The study time for a semester at Makerere University has gradually reduced to 14 weeks up from 17, and any form of delays regarding graduation can clog up the system, affecting service delivery for the growing student population amidst limited resources.
In a bid to graduate at the stipulated time, as per the academic calendar, the Makerere University School of Public Health organized a two days’ work shop in Kololo Annex for Master’s student purposed to empower and support them to work on their dissertations succinctly
The work shop involved an intense one on one interaction among the students, their respective supervisors and colleagues and among the key elements stressed involved the use and adoption of technology and software like Atlas for proper data management and analysis, the need for students to be in touch with supervisors, having sound research questions and themes, qualitative and quantitative data management skills and familiarity with one’s data.
The Dean, Prof. Rhoda Wanyenze in her opening remarks expressed the urgent need for students to complete their dissertations and graduate in time, regardless of other conflicting loyalties and demands in the outside word. She cautioned them against hiring people to help them in doing the dissertation, as that would deem a student corrupt, incapable, and un able to practice the skill.
“Equip yourself with confidence to do stuff, the world is bigger than this country and therefore focus on the skills more than the paper,’’ said Professor Wanyenze.
Dr. Barbra Kirunda, (MPHDE coordinator and mentor) re-echoed the urgency in making sure that the students graduate in time. At the MakSPH, she observed that there has been a gradual increase in student admission, hence the need to match the numbers to the graduation rates.
Dr. Kirunda also tipped the graduate students on adjusting to changes in time by being proactive and maintaining an open and consistent communication with their supervisors.
The students on their part applauded the School administration for the initiative, and promised better output regarding their dissertation and time of graduation.
“I have been able to meet and interact with my supervisors and colleagues. This has helped me to address my comments in line to my supervisors’ expectations, and my colleagues have helped me in stream lining my data and correcting various mistakes. I hope to finish up and graduate in time, with a better dissertation,” said Patrick Patrick, a student on MPH Distance Education intimated.

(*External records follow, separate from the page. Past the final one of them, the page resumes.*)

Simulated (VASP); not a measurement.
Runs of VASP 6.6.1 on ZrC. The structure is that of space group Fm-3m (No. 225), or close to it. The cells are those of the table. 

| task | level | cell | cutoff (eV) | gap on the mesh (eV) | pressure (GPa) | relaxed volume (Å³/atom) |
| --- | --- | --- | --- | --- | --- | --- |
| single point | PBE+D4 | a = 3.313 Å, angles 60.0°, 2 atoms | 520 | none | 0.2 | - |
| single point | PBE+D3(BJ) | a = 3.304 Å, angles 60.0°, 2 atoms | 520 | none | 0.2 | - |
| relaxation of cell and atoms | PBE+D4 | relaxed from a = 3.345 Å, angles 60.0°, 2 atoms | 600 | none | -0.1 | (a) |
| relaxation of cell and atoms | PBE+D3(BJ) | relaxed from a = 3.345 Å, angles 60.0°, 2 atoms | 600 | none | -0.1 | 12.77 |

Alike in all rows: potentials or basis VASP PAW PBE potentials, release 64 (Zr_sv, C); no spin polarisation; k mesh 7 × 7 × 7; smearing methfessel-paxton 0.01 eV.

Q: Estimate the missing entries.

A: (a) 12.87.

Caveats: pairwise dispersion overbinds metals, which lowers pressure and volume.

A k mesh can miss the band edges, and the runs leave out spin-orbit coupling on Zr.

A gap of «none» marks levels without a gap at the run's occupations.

Joy Banonya, an MPH1 student disclosed that despite the demands and responsibilities in the outside world, the workshop helped her to realize the need of working on her dissertation as priority, catch up with her super visor and learn new data handling techniques and soft ware like atlas. ‘’ I look forward to catching up and graduate in time,’’ she said.
However, the students expressed various challenges and proposed to the faculty to adopt changes like increasing the work shop days from 2 to 3 so that ample time is provided for students to catch up and learn better, the work shop to be divided in to two sessions namely, one at the proposals and the other addressing comments and actual data, the need for the school to empower and connect with class presidents to be at the fore front of mobilizing their fellow student for such activities ,and the need to shift the work shop days from week days to weekend to cater for working class and up country students.
On the way forward, faculty promised to priotise and create more awareness to the work shop by including it on to the university calendar, every academic year.